Fig. 30.—Convoy of prisoners. Kouyundjik. From Layard.

By thus limiting its scope, sculpture condemned itself to much repetition and to a uniformity not far removed from sameness; but its very silences are eloquent upon the inhuman originality of a system to which Assyria owed both the splendour of her military successes and the finality of her fall. The great entrenched camp, of which Nineveh was the centre, once forced; the veteran ranks, in which constant war, and war without quarter, had made such wide gaps, once broken, nothing remained of the true Assyria but the ignorant masses of a second-class state to whom a change of masters had little meaning, and a few vast buildings doomed soon to disappear under their own ruins.

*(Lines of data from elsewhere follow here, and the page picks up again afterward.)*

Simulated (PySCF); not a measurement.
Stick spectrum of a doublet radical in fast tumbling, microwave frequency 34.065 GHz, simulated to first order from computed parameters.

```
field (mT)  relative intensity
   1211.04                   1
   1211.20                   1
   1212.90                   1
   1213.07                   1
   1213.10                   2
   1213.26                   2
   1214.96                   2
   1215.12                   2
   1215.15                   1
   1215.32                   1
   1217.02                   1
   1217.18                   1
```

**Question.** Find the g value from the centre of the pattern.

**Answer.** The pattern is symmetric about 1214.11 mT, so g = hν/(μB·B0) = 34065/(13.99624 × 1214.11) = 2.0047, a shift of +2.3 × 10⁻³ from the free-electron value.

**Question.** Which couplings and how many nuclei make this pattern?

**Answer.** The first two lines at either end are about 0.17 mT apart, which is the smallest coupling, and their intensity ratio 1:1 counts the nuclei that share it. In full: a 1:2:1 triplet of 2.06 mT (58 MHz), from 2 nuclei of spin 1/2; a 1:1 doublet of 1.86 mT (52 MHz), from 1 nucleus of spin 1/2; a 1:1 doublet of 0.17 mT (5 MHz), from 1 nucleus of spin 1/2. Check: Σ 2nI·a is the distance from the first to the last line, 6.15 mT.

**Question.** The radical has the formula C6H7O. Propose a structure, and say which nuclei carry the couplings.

Fig. 31.—Convoy of prisoners. Kouyundjik. From Layard.

When we have completed our examination of Assyrian sculpture, so rich in some respects, so poor in others, we shall understand the rapidity with which silence and oblivion overtook so much glory and power; we shall understand how some two centuries after the victory of Nabopolassar and the final triumph of Babylon and her allies, Xenophon and his Greeks could mount the Tigris and gaze upon the still formidable walls of the deserted cities of Mespila and Larissa without even hearing the name of Nineveh pronounced. Eager for knowledge as they were, they passed over the ground without suspecting that the dust thrown up by their feet had once been a city famous and feared over all Asia, and that the capital of an empire hardly less great than that of the Artaxerxes whom they had faced at Cunaxa, had once covered the ground where they stood.

NOTES

[117] Diodorus, ii. 29.

[118] Fr. Lenormant, Manuel de l'Histoire ancienne de l'Orient, vol. ii. p. 252.

[119] Loftus, Travels and Researches in Chaldæa and Susiana, p. 309. The Greeks gave the appropriate name of κλιμακες to those stepped roads that lead from the valley and the sea coast to the high plains of Persia.